Our History

How it started

George McCann Memorial Catholic School was founded in 1924, consisting of four classrooms and a very modest principal’s office. A convent was soon built to house the teaching staff, the Sisters of Notre Dame. Because of the persistent appeal for sisters made by Father George Doyle to leaders of the Immaculate Heart Community in Hollywood, four schools in the Los Angeles area each released a sister to work at George McCann School. Our school received a “second chance,” was able to remain open, and it flourished. The Immaculate Heart Sisters faithfully served George McCann Memorial Catholic School until June, 1978. In 1978, two of the Sisters were killed in an automobile accident; this resulted in the Notre Dame Sisters leaving the area.

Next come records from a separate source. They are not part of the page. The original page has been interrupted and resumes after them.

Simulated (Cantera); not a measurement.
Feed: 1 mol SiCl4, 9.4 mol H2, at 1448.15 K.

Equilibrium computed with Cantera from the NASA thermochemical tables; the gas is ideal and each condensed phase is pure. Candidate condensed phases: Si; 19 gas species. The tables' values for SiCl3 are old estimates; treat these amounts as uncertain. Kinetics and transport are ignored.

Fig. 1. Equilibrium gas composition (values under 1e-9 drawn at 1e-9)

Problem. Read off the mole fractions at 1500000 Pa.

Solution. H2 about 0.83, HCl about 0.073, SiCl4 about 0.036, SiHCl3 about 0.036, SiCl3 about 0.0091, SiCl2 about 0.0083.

Mr. and Mrs. George McCann, immigrants of Irish descent, were married in 1870, a marriage witnessed by Father Dade. By 1886, the McCann’s had lost five children in various stages of infancy through heartbreaking circumstances of epidemic. After the death of George McCann himself, Mrs. McCann established a living memorial to her husband, offering the bulk of his estate to the parish, for the establishment of an educational institution that now bears his name.

The first parish-sponsored school at this location was the Academy of the Nativity of the Blessed Virgin Mary. It was opened and directed by the Reverend Daniel F. Dade in 1861 and flourished until Father Dade’s retirement in 1872.